PreferAppendAlloc bool
// FreelistRegionPages and FreelistRegionRadius bias freelist reuse toward
// nearby page regions to improve locality. Leave both at 0 to disable the
// bias (default). If either is set, missing values will use defaults.
// Set FreelistRegionRadius < 0 to force-disable the bias.
FreelistRegionPages uint64
FreelistRegionRadius int
// LeafFillTargetPPM and InternalFillTargetPPM control how full newly-written
// B+Tree pages are allowed to become before forcing a split (soft-full).
// Lower values reduce split churn and slow re-fragmentation under updates, at
// the cost of higher page count (more index bytes).
//
// Values are in parts-per-million where 1_000_000 means "allow full pages"

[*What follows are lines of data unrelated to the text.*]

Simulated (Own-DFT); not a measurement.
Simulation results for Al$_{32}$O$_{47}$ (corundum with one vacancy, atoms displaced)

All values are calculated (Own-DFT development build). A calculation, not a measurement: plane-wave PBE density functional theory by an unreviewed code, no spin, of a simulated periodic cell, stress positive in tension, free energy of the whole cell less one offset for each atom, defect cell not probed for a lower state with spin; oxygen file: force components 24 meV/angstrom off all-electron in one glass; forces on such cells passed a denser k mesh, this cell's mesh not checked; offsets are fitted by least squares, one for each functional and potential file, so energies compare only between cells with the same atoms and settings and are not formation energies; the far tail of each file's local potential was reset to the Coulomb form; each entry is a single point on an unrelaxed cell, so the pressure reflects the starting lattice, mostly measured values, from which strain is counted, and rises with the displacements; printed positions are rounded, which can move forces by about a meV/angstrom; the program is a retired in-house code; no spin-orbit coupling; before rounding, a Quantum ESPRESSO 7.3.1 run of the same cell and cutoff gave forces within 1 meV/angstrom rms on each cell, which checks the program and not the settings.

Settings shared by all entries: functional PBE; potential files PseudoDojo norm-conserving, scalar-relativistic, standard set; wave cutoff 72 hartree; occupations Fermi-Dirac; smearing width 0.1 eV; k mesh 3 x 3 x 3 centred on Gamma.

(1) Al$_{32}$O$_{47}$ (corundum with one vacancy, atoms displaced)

// (current behavior). Zero uses the default (1_000_000).
LeafFillTargetPPM uint32
InternalFillTargetPPM uint32
// LeafPrefixCompression enables prefix-compressed leaf nodes for new pages.
LeafPrefixCompression bool
// MaxQueuedMemtables controls how much immutable-memtable backlog the cached
// layer will allow before applying backpressure (i.e. forcing flush work on
// writers). A negative value disables backpressure entirely (higher short-term
// ingest, but potentially unbounded flush debt). Zero uses the default.
MaxQueuedMemtables int
// SlowdownBacklogSeconds begins applying writer backpressure when queued flush
// backlog exceeds this many seconds of estimated flush work (0 disables).
SlowdownBacklogSeconds float64
// StopBacklogSeconds blocks writers when queued flush backlog exceeds this many
// seconds of estimated flush work (0 disables).
StopBacklogSeconds float64
// MaxBacklogBytes is an absolute cap on queued flush backlog bytes (0 disables).
MaxBacklogBytes int64
// WriterFlushMaxMemtables bounds how much queued work a writer will help flush
// per write when backpressure is active (0 uses a default).
WriterFlushMaxMemtables int
// WriterFlushMaxDuration bounds how long a writer will spend helping flush per
// write when backpressure is active (0 disables the time bound).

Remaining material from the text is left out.